“And this is how we use the word ‘love’: that the space of something that has been lived is first determined by it, through which thinking may come alive again.”
From love to worldliness, from memory to possibility, from the conjunction “and” to an indomitable multiplicity premised on a resistance to closure, sameness, and totality—Remembering Forward enacts a thinking environment to which everyone contributes something of themselves, without ever being identical with the self or the environment.

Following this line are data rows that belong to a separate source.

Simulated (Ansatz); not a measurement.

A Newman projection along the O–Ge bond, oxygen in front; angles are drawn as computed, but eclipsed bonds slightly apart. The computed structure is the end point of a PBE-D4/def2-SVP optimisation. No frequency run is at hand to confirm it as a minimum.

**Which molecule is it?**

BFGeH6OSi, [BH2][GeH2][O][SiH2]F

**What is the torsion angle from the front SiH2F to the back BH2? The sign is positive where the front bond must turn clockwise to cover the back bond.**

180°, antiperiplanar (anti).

Eva Meyer: Remembering Forward is a reader that brings together a diverse range of essays by philosopher, writer, and filmmaker Eva Meyer. With some of the texts published here for the first time in English translation, the selection spans her work from across four decades—drawing on her first book Zählen und Erzählen: Für eine Semiotik des Weiblichen (Counting and Recounting: For a Semiotics of the Feminine), from 1983, to her most recent one, Mondän werden (Becoming Worldly), published in 2023. The collection is organized around recurrent motifs in Meyer’s œuvre as it traces the seemingly impossible activity of remembering forward—a thought experiment in which language opens up to its own memory and creates surroundings for becoming worldly.
It includes an introduction by Vivian Liska, author of When Kafka Says We, and an afterword by Laurence A. Rickels, author of I Think I Am: Philip K. Dick, as well as a full catalog of Meyer’s works in English translation.